Python Lists vs. Arrays: How to Choose Between Them

When newcomers think of arrays, they may have an idea that this is implemented in Python as the built-in list type. However, as in other languages, Python lists and arrays are actually quite different. Even experienced Python developers often reach for the list type first when they need a sequence type, and for most cases, this is definitely the right choice. There are some special cases where arrays make more sense, but for everyday programming tasks, Python lists are more efficient.
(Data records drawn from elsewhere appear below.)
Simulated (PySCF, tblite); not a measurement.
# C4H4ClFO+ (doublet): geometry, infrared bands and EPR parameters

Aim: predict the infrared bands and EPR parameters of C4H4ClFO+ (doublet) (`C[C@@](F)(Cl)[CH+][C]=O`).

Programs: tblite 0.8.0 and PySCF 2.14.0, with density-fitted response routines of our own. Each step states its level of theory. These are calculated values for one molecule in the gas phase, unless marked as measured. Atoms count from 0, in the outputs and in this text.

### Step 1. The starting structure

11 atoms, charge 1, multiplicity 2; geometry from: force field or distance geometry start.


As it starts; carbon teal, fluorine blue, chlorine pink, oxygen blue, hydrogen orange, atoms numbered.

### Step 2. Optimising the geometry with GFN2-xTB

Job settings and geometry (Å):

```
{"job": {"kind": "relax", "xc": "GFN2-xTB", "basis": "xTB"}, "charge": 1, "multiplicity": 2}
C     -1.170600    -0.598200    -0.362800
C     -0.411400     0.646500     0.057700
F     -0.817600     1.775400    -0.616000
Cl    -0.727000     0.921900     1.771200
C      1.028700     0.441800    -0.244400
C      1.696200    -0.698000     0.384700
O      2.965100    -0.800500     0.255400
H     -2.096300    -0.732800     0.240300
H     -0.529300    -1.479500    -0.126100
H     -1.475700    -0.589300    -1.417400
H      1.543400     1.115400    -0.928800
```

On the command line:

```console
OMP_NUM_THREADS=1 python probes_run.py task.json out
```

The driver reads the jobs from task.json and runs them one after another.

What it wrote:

As with most things in Python, the language’s consistency means that you can often easily replace the one with the other, or at least, their APIs are very similar. Let’s look at arrays and lists in turn. Finally, we’ll also take a brief look at how NumPy fits into the picture in terms of performance at the end.

Python Lists 101

from datetime import datetime

# A list initialized with a literal
short_list = ["first", 2, datetime.now()]

# Define a list using a list comprehension
long_list = [x for x in range(1,101)]

# Lists grow dynamically.
long_list_2 = list()
for x in range(1,101):
    long_list_2.append(x)

print(long_list == long_list_2)

Output:

True

From the first example above (short_list), we see that lists in Python are able to hold elements of disparate types. The second example (long_list) shows a list comprehension to generate a list. The third example creates a list identical to the one in the second example. This time we use a simple loop, as one might do in another language. The other thing this demonstrates is that the list grows dynamically, and mutated in place. We call append to add each element in turn, and the list grows in size to accommodate this.

Despite the name and the ability to grow dynamically, Python lists are not implemented internally as a linked list. Rather, they are an array of references to objects. When you call “append“, on a list, Python allocates more memory than it needs to append a single item to be more efficient. Because Python lists are implemented as an array, indexing any object in the list is efficient, no matter where in the array the object is located.

Let’s turn next to Python arrays;

Python Arrays

There are a few differences between lists and arrays that we should go over up front.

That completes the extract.